And with the growing of farming labors and capitals invested (tools, farm fields, fertilizers), the efficiency can slowly increased to current level or beyond. THAT's the definition of scalability.
I'm aware of the definition, thank you.
Only specialized agriculture society will be able to make a profit out of it, and the level of sustaining a community itself will require a large portion of the populations/industry capability. Those only choose small farmer populations will have to import foods. (Or completely dependent on importing food or hunting)
In case you haven't tried this: download Dwarf Fortress, create a world, start fortress mode, and build a farm on a patch of muddy ground. You will make a profit. It's almost impossible not to. So how can this be changed so that "farming capital" and specialization actually matter? Right now there's no place where "scalability" can change anything--each additional square of farm plot is exactly as productive as the first one, and the labor input is small enough to be irrelevant.
Are you being completely ignorant?
Each tile produces X food. This food requires Y effort to take care of it, with untrained labourers.

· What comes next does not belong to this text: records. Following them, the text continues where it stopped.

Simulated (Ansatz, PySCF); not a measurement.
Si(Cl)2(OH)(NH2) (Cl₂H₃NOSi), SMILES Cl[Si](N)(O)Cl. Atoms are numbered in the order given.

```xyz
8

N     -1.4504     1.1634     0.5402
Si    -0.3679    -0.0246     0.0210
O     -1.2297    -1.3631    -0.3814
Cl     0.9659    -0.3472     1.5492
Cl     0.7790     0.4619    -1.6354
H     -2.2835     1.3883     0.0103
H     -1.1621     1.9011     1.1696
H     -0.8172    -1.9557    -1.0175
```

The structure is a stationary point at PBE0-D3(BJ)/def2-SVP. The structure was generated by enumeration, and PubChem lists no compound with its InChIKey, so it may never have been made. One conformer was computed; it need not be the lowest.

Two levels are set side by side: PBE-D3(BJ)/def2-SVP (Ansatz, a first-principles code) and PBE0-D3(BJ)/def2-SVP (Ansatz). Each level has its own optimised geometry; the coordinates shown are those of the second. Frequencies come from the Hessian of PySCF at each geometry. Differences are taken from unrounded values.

From what I understand, he wants the time taken by labourers to pick and plant the crops to be much increased. This is reduced by having highly skilled labourers, tools to aid in the process, and fertiliser. A fort that isn't dedicated to keeping these in good condition will be unable to efficiently produce food via farming.
We can then introduce the efficiency of having larger fields by having a efficiency increase in crops produced in a larger field, while countering the exploitability by forcing a set amount of labour that, in a small amount of food production, would favour the smaller fields.